Tuesday, September 23, 2008

'Ghost Town' deserves more box office receipts!

Ghost Town (2008)
Starring: Ricky Gervais, Tea Leoni and Greg Kinnear
Director: David Koepp
Rating: Eight of Ten Stars

After misanthropic dentist Bertram Pincus (Gervais) dies during an operation and is brought back to life, he gains the ability to see and speak to the spirits of the dead. One of them (Kinnear) badgers Pincus into breaking up his widow's new relationship because he fears she is marrying a gold digger. In the process, Pincus finds himself falling in love with the widow (Leoni) and finally starts living life. But can love find a way when the spirits of the dead are being pests?

"Ghost Town" is a touching film about living life when we can and recognizing love and taking advantage of it when it comes our way. It delivers its messages in quirky and very oblique ways, with the love between Pincus and the widow first starting to bloom over the mummified remains of an Egyptian prince and Greg Kinnear's character only discovering how truly to love after he's already dead.

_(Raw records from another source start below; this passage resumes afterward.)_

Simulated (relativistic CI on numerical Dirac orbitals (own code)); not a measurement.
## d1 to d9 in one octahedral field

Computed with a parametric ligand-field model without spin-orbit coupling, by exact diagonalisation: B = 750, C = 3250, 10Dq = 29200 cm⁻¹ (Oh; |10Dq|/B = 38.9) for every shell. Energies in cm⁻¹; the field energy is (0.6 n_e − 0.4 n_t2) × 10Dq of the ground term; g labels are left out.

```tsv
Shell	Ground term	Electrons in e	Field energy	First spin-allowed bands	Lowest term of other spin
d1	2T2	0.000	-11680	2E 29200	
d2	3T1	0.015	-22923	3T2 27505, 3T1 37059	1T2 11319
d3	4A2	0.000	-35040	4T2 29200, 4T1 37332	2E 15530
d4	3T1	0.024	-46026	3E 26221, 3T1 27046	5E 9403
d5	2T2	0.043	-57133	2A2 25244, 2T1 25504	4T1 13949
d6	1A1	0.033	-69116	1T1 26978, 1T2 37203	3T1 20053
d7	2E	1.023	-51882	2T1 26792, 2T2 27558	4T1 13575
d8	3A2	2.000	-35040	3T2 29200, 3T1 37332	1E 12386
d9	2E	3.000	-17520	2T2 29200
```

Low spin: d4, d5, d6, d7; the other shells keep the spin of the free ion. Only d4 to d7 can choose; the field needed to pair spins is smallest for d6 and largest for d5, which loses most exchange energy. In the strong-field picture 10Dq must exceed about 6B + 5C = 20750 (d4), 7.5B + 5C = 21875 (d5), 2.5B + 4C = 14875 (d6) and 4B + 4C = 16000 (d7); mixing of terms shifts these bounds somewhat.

Although it deals with weighty subjects, the film keeps a breezy pace and an upbeat atmosphere throughout, an atmosphere that's enhanced by the inherent charm possessed by and on-screen chemistry generated by the the film's three stars--Ricky Gervais, Greg Kinnear and Tea Leoni.

Gervais and Kinnear play characters who aren't terribly likable, yet the charm of the actors is such that the audience spends the film wanting them to reform their ways and find the happiness they both need. It is also infused with humor that ranges from subtle to borderline slapstick, with every single scene offering something that will at the very least have you smiling but more often than not have you chuckling or laughing loudly. (Even the tagline brought a grin to my face: "He sees dead people... and they annoy him." It's funny and it's also a perfect summary of the movie!)

If you're a lover of ghost movies, the film is also worth checking out due to its unusual ideas for what causes hauntings. Given the last ghost movie I saw from David Koepp--"Stir of Echoes" (click here to read my review)--was pretty traditional, it was a pleasant surprise to see something fresh and original here, a twist in keeping with the overall themes of the story but still one that comes as a surprise.

"Ghost Town" had an undeservedly weak opening weekend, debuting in 8th place in the US box office. I recommend you check it out before it's gone. (That recommendation goes twice if you've complained about the lack of good, well-crafted and intelligent movies in the the theaters recently. If you don't support the good movies with your dollars, we're just going to see more and more crap showing up on the big screen.)

Tuesday, September 9, 2008

UFOs, mysticism clash in 'Black Harvest'

Black Harvest (2007)
Story and Art: Josh Howard
Rating: Seven of Ten Stars

An investigative journalist (for a blog) comes to a small Texas town to witness an annual display of lights in the skies that have elevated the area to a Roswell-like reverence among UFO enthusiasts. When he almost runs over a young woman in the road--a young woman who vanished without a trace three years ago and now has returned under equally mysterious circumstances--he finds himself tangled in a web of treachery, deceit and unholy bargains where the payment is coming due.

"Black Harvest" is an excellent graphic novel from the pen of writer/artist Josh Howard, the creator of the zombie series "Dead@17" and "The Lost Books of Eve". Like those other works, this book incorporates touches of Christianity (although less than "Dead@17" and far less than "The Lost Books of Eve") into a creepy tale that will remind you of "The X-Files" television series at its best.

Howard continues to refine both his writing and artwork since the debut of "Dead@17" and here he delivers a perfectly paced story where he creates a dark world where aliens, supernatural horrors, secret socieites and dark secrets can and will consume entire communities. Howard's story is sharpened by skillfully written dialogue that gives each character a unique voice and personality, bringing them fully to life and making us care about their fates.

Unfortunately, while Howard does a fabulous job at building tension and juggling several mysteries, midirections and disparate elements that would clash and create a jumbled sloppy mess in the hands of a lesser creator (like what happened with "The X-Files" at its worst), he doesn't quite manage to deliver a finale that's worthy of the build-up. The end of the book is a disappointment and something of a cop-out. I was left asking myself "That's all?", but not in the way that had me wondering if there was going to be a "Black Harvest 2".

The weak ending aside, "Black Harvest" is a well-written, well-drawn book that will be an enjoyable read for anyone who likes a little dark conspiracy and strange beings from beyond with their horror fiction.